Foreign banks in the UAE will see more operational freedom to expand and consolidate their businesses in 2008, according to UAE Central Bank governor. “We are reviewing this issue regularly and you will be surprised to see a change in the policy in coming months,” Central Bank Governor Sultan bin Nasser Al Suwaidi said Thursday.
The surprise could well be in terms of allowing foreign banks to expand their branch network from the limited eight to a higher number, allow new foreign entrants, the issue of taxation, classification of banks and foreign investment or takeover of local banks. Branch licences were recently issued to the Samba Banking Group of Saudi Arabia, National Bank of Kuwait and Doha Bank of Qatar, giving all the GCC countries a banking representation in the UAE.
There are 48 banks in the country of which 22 are local. Currently, foreign and national banks are not subject to the same policies regarding taxation. National banks are exempt from taxation on operations within the UAE, while foreign banks are subject to a 20 per cent income tax.
“We need to see how the Central Bank perceives takeover and investments by foreign banks into local banks,” said Raj Madha, banking analyst at EFG-Hermes.
Madha, who had ruled out relaxation of rules for foreign banks before 2009, said the statement by the UAE Central Bank governor, if confirmed, was “surprisingly definitive”, and that it would perhaps reflect a softening in its stance on issues raised during free trade agreement talks with the United States and the European Union.
“Its good news for us, as we will now be able to open more branches. This will allow us to extend our retail operations and reach to more customers,” Sanjoy Sen, country business manager – UAE, Citibank, told Emirates Business.

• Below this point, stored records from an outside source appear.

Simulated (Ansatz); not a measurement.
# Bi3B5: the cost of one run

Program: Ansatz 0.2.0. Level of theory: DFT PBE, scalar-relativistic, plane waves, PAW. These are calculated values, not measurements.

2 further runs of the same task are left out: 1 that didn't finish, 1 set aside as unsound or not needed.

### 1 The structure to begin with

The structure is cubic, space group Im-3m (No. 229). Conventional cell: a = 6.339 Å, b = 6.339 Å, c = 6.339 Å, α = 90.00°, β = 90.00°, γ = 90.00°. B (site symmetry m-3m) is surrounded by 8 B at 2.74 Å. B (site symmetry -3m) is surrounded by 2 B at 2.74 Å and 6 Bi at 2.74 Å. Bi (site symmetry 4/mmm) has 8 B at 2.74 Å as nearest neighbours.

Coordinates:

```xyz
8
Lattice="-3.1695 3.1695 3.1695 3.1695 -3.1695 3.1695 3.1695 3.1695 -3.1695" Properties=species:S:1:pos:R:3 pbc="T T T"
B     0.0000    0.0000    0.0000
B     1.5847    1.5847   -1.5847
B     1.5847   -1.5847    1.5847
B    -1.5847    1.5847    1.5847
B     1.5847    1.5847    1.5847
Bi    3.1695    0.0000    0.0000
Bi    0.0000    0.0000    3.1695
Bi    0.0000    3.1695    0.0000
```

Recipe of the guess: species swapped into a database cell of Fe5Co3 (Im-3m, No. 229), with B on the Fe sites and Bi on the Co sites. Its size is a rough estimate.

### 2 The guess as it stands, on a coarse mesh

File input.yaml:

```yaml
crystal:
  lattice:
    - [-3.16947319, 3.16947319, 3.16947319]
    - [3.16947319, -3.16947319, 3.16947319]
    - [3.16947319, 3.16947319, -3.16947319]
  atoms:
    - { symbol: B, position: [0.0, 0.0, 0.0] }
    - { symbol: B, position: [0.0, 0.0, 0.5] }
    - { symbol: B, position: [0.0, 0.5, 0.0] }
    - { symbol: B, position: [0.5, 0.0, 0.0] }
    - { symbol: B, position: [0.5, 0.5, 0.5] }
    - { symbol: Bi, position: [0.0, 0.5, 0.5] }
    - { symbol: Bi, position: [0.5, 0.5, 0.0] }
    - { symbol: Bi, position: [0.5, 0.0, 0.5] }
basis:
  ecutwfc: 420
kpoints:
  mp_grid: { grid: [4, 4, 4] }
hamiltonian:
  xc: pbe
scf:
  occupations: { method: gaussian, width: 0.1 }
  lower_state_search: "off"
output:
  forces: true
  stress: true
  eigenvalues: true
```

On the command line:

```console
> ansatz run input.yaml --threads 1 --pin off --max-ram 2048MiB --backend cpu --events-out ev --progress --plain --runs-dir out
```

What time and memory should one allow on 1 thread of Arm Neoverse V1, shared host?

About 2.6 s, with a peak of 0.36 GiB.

A Free Trade Agreement (FTA) with the US is expected to facilitate full operating licences for large US banks in the UAE, but a delay gives local banks time to consolidate, said another analyst. Negotiations between the US and the UAE about signing a Free Trade Agreement will not be resumed until after a new US president is elected, as reported by Emirates Business.
A recent report by the Dubai Chamber of Commerce and Industry said a free trade agreement with the US will result in American investment in the UAE banking industry, with US-based banks strengthening their presence here.
The UAE banking sector, meanwhile, has seen a stellar performance in 2007, as combined profit rose more than 25 per cent to Dh24.8 billion compared with Dh19.4bn in 2006, Suwaidi said on the sidelines of the banker’s lunch.
Total deposits grew by 21.5 per cent to Dh675bn from Dh555bn, asset and liabilities jumped 23 per cent to Dh1.55 trillion from Dh852bn, while loans and advances increased by 21 per cent to Dh630bn from Dh520bn.
“The future is bright for banks operating in the UAE. The economy is expected to grow as demand for oil and gas will continue to be strong for coming years, creating additional opportunities for banks,” he added.
Aggregated banking system net profits have more than trebled between 2003 and 2006, increasing from Dh6.4bn in 2003 to Dh19.7bn in 2006.
The asset quality of the banks has improved significantly over the past few years. The average non-performing loan ratio of rated banks decreased from 8.3 per cent in 2002 to 1.7 per cent in 2006, while their provisioning cover rose from 80 per cent to 106 per cent over the same period, according to Moody’s.
Over the past couple of years, banks have been riding the crest of a wave, underpinned by a vibrant economy and strong growth in a benign environment.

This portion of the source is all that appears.